Tempe-based Fulton Homes, one of the most recognizable builders in the Valley, filed for Chapter 11 bankruptcy protection Tuesday.
The filing was confirmed by Brian Karth, clerk of the U.S. Bankruptcy Court of Arizona. In Chapter 11 proceedings, the filer proposes a plan of reorganization to stay in business and pay creditors over time.
The company didn’t return calls for comment.
Greg Burger, co-partner with RL Brown Housing Reports, a market newsletter, called Fulton Homes a great company run by very strong leadership. “They’ll reorganize and they’ll most likely re-emerge as a major player in the Phoenix housing market,” he said. “The restructuring will allow them to do that. And unfortunately it’s just a sign of the times ... the economic condition that we’re seeing and the general housing market in Phoenix.”
Fulton Homes has numerous communities across the East Valley, including Fulton Ranch in Chandler, Freeman Farms in Gilbert and Ironwood Crossing in Queen Creek.
Fulton Homes was founded by Ira Fulton. According to the company’s Web site, he started in the home building business by accident when he bought Aston Construction Co. from his nephews, intending to phase it out. The company began to grow, so Fulton stuck with it, and under his guidance, Fulton Homes grew from a small construction company to “one of the largest, most profitable private home builders in the country,” according to the site.

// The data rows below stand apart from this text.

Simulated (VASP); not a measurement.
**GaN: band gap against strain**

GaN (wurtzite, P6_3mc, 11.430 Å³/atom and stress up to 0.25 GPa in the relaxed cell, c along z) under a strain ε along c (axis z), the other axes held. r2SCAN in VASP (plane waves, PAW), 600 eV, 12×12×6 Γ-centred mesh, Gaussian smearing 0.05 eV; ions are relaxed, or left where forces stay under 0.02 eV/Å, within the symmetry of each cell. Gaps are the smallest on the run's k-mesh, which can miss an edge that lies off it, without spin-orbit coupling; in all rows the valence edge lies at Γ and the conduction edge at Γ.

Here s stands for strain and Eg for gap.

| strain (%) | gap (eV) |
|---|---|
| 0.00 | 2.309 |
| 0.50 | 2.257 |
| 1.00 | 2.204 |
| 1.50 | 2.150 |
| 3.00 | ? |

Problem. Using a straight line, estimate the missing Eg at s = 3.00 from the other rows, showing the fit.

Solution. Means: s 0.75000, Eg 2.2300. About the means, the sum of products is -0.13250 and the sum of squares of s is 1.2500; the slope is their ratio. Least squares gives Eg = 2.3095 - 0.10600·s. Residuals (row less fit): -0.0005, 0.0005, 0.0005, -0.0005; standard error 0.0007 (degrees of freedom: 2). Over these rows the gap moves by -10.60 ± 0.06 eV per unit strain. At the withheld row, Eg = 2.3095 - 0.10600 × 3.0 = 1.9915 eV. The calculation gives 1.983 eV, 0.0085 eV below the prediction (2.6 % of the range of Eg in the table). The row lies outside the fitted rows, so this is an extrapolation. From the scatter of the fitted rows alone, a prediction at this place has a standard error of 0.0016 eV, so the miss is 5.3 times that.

Business Week magazine once listed Ira Fulton and his wife, Mary Lou, among the 50 Most Generous Philanthropists along with Oprah Winfrey, Bill Gates and Warren Buffet. The couple has contributed more than $160 million to Arizona State University to be distributed between the colleges of education, engineering and other areas of the university. The university includes the Ira A. Fulton School of Engineering and the Mary Lou Fulton College of Education.
Through the years, the Fultons have played an active, if not controversial, role in helping the university shed its reputation as a “party school.”
In 2005 Ira Fulton complained after the university’s newspaper published a story on body piercing with a photo of a woman’s bare, pierced breast. The complaint prompted the administration to threaten to cut funding to the paper.